Further analysis of multiple jets has been conducted in research related to combustion or chemical mixing (Tatsumi et al., 2010; Yimer et al., 1996). Yimer et al. (1996) studied multiple jet burners with a central (fuel) jet surrounded by a ring of either four or six (air) jets and found that the jets from the outer nozzles curve towards the centerline of the array while merging with each other and the center jet. This overall contraction is the result of the entrainment action of each jet, which draws in fluid from the surroundings and thus produces suction on its neighbors.
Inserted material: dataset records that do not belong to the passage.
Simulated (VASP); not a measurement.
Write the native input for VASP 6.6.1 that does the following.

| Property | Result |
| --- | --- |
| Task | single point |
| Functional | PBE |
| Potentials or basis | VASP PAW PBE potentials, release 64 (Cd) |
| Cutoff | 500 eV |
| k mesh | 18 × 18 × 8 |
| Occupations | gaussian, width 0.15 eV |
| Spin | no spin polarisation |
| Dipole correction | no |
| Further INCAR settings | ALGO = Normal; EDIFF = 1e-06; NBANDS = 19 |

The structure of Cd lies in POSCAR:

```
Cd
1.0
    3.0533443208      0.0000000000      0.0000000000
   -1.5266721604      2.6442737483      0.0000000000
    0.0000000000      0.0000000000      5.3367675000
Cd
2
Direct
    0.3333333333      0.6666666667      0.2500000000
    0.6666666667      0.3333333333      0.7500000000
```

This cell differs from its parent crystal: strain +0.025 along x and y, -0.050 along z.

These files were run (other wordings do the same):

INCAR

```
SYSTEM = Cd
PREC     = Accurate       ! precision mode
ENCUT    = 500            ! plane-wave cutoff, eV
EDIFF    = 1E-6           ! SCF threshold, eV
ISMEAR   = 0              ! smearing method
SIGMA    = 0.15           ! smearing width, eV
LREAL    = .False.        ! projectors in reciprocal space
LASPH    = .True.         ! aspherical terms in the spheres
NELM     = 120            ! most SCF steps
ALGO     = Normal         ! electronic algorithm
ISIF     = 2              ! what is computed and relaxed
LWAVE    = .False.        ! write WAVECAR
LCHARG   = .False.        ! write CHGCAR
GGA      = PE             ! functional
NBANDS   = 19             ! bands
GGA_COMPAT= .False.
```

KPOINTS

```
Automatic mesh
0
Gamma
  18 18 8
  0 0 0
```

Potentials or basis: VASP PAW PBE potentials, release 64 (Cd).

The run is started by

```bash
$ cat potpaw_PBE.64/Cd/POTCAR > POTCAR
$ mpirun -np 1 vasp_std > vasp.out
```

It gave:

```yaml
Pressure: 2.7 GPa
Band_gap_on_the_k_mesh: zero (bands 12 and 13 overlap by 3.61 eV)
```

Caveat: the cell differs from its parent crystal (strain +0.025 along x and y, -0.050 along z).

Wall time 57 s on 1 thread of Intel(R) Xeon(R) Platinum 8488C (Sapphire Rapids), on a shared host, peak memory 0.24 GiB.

The experimental data and numerical simulations in Böhm et al. (2010); Rieth et al. (2014); Stein et al. (2011) show three regions. An initial region with a constant jet velocity and low velocities between the jets is located near the nozzle plate. The next region is dominated by strong jet-to-jet interactions and a decay in the jet velocity. In the final stages, individual jets can no longer be observed, and the turbulence decays (Böhm et al., 2010; Stein et al., 2011). While the general behavior is similar to the studies described above, the unconfined jets also showed a strong convergence along the side of the array. This lateral displacement had a large impact on the flow field development. The regions on multiple jets described in these studies illustrate the similarities between multiple round jets and simpler geometrical configurations such as twin plane jets.

Multiple jets impinging on a flat plate have been studied experimentally by Geers et al. (2006); Geers et al. (2005) and numerically by Thielen et al. (2005); Thielen et al. (2003). The results show both strong jet-to-jet interactions and symmetry breakdown phenomena within multiple impinging jet configurations.